Fortune Cookies and Essay Prompts: the Expansion of the “In Bed” Heuristic

This post is meant to lay the groundwork for an argument, to be presented in summary on a portion of my GRE, that the popular “in bed” fortune cookie game can be usefully applied to any generic pronouncement on the subject of wisdom, success, or human nature. Therefore, essays which respond to a prompt by justifying and applying the “in bed” heuristic should not be given null points – off topic, but rather should be taken as a serious effort to unite pop culture with the philosophical tradition of silly gedankenexperiments.

I know some of you pretend to be philosophers, historians, and sundry liberal artists on a regular basis, and a few of you aren’t even pretending. So if all y’all would help me out with some possible examples or analogies, and idiot-check what I’ve got already, I’d be much obliged.

0. For the Record

For those of you not familiar with this particular commercialized hurdle into higher education: roughly one-third of my score, which is somehow important to admissions committees, depends on my analytical writing abilities as demonstrated by two briefly jotted essays. One of these is supposed to be a 45 minute persuasive argument in response to an “issue topic”.

In the pool of issue topics, there’s an awful lot of vapid bullshit masquerading as thought-provoking nuggets of wisdom. What am I supposed to do with such statements as:

“Spending time alone makes one a better companion to others.”
“The increasingly rapid pace of life today causes more problems than it solves.”
“The absence of choice is a circumstance that is very, very rare.”
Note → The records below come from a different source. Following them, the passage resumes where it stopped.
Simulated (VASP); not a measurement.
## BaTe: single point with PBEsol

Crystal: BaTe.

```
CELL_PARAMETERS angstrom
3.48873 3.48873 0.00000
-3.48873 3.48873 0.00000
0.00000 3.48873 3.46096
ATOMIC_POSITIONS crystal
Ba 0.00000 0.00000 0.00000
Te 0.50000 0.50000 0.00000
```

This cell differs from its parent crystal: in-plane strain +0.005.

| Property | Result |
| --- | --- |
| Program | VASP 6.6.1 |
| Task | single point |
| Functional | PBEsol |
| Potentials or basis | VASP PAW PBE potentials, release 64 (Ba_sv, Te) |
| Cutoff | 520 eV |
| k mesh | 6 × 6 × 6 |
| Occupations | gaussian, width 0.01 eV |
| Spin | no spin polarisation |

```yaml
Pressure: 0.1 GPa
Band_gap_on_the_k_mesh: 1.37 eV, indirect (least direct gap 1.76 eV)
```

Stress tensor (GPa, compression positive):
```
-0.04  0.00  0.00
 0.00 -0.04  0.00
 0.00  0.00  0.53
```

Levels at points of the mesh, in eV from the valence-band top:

Explaining why these prompts are not worth even 5 minutes of my attention would take far longer than the 45 minutes allotted. Anyway, I’ve already made a substantial ($120) statement that my attention is worthless in comparison to the judgment of the all-seeing, all-knowing GRE overlords, so the effectiveness of any such explanation would be severly compromised.

I write more-or-less competently, but not quickly. The time required to swallow my scruples and find an innocuous entry-angle to these topics that won’t make my eyeballs fall out is time I can’t afford to lose, not if I want to post acceptance letters to my cubicle with a post-it reading “HA HA FUCK ALL Y’ALLS”. I need an instant fallback.

1. Philosophers on the Original Sin Position

Fortunately, there’s a glorious tradition designed specifically for this kind of bullshit. Turning nonsense into meaning by adding in a nonsensical vantage point from which to consider it has been the bread and butter of philosophy since Plato went into the Cave. Rousseau did it with the evolution of social contracts; John Rawls did it with the Original Position. It’s a type of exercise that harnesses our imagination and uncovers our moral and metaphysical intuition.

Meanwhile, Freud began the process of bringing sexual motives into other areas of human thought. More recently, feminist theory has brought sexual activity and abuse to the forefront of social consciousness, while popular magazines (e.g., Cosmopolitan) frame personal/romantic desireability as primarily a function of sexual attractiveness and technique.

Something something popular culture used as a lens for history, stuff.

2. Sex as Ethos

In the interests of not having this post hang around in draft mode any longer, and getting some sleep tonight, I’ll leave this unwritten. Imagine some very enthusiastic hand-waving.

Comments

  1. Godspeed wrote:

    I am an engineering student and other than taking some undergrad electives in social science, I have never gone too deep into any of those social problems researches. These GRE topics really made me think that those social workers, their taxpayer funded researches are indeed waste of money.